It's deception. Please put on the box a big warning, "THIS DEVICE COLLECTS YOUR DATA", similar to those on cigarette boxes.
A year or two ago Amazon was swearing that humans don't listen to Alexa conversations until we learned they actually do. IIRC Amazon tried to backpedal: "of course they do, it is their job, we meant humans don't listen _for fun_".
At this point just assume the internet connectivity as such a warning.
You can strip the big here.
Also, plenty of people just leave the kindle in airplane mode and use third party software like Calibre to manage their libraries.
Creative Commons was on the right track with their human-readable licenses, see e.g. this example [1]. Apple is on the right track with their App Store "nutrition labels" [2]. This is what we need for people to make informed decisions. For physical objects like a Kindle, I believe such "nutrition labels" should ideally be put on the box (physical store) and website (online stores), so the consumer is aware before they go home and turn on the device (this makes it easier to compare the Kindle to a Boox or Nook at the store).

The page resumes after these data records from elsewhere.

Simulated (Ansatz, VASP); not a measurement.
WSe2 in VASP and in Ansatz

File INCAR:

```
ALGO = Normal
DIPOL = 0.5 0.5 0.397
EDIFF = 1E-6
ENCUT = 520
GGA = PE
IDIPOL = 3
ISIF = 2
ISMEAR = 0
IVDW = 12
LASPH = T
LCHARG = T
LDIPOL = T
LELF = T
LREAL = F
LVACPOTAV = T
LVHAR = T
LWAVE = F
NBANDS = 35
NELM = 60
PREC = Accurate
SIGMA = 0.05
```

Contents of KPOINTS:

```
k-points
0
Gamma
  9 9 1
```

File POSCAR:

[1]: https://creativecommons.org/licenses/by-nc/4.0/
[2]: https://mashable.com/article/apple-privacy-nutrition-labels-...
If the industry moved to a standardized disclosure form (e.g. something like the HUD-1 [1] in real estate sales), people would stop complaining about this.
2. Nobody reads them because most of the time they are explicitly user hostile, I'm pretty sure they are designed to prevent users from reading them.